A Video Game Thanksgiving: What We’re Thankful For In 2024
Thank you readers, viewers, and community members for making 2024 such a memorable year for us at Epilogue Gaming. To show our gratitude, we have compiled a list of video game things we are thankful for. Let us know in the comments or the Epilogue Gaming Discord what has made you thankful in the year 2024!
Ben Vollmer
In times like these, I’m so thankful for connection. Video games have helped me find community, whether it was Minecraft, Mario Kart, Super Smash Bros, or games like Valorant and Fortnite this year. Getting a chance to play video games and share in these worlds with friends feels more crucial to my own well-being than ever.

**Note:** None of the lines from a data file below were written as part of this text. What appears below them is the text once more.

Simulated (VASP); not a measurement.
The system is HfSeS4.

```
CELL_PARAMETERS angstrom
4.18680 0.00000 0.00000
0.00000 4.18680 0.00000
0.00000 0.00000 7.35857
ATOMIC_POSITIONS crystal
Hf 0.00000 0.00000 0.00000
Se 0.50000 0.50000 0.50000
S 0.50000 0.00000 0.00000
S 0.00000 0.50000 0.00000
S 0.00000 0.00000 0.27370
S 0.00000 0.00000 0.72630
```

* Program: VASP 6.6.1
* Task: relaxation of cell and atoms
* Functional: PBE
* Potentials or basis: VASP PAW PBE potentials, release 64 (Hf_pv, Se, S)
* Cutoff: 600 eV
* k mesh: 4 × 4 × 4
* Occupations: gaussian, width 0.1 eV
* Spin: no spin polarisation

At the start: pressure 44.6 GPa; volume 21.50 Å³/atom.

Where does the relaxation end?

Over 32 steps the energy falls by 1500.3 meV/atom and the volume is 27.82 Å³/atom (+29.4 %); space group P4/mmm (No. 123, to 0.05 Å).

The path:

Though, the one thing I don’t want to take for granted this year is the vast history of video games being celebrated in 2024. From UFO 50, a tremendous ode to the history of design and development, to something like Astro Bot, which I think has taken a somewhat sterile history of Playstation icons and mascots and made them feel alive, nostalgic, and beautifully important – as they deserve to be thought of. Sometimes I fear that the things these games celebrate is part of a bygone era, but I’m so relieved to see the reception of each being met with enthusiasm among players.
Lastly, I want to mention being thankful for video game hardware. Earlier this year, I began collecting 4K blurays and physical copies of video games that I love. With the announcement of the PS5 Pro and its lack of a disc drive, I worry that we may actually be at the end of an era that I took for granted. Having things that I can hold in my hand and feeling like they are mine, both an indicator of the work I’ve done to buy it and as an appreciation of the work that went into its development, is something I want to cherish for a little longer. And so I will – I hope that in 2025 I can check back in on this and be thankful for indicators that the physical media industry has found its niche in the modern consumer world.
Thanks to all of our readers, viewers and community members for making this project something we all love to do. See you around!
Flora Merigold
2024 is yet another chasmous step back for my video gaming life, but I still feel as in love with the medium as ever. Like a Thanksgiving plate that won’t fit everything you want to eat, my 2024 was a year of coming back for seconds as often as I could. My favorite gaming series, Like a Dragon, released the juggernaut Infinite Wealth, taking an genre-redefining concept for the series to new momentous heights over its 100-hour span. At the beginning of the summer, the already massive Elden Ring dropped the staggering Shadow of the Erdtree DLC that carried me for weeks at a time – realizing only later that I left practically half of the content untouched, unexplored. There was no room left on my plate whatsoever, yet I still made time to jam in gargantuan offerings like Final Fantasy VII Rebirth and Metaphor: ReFantazio. We’ll call 2025 the year of the food-coma.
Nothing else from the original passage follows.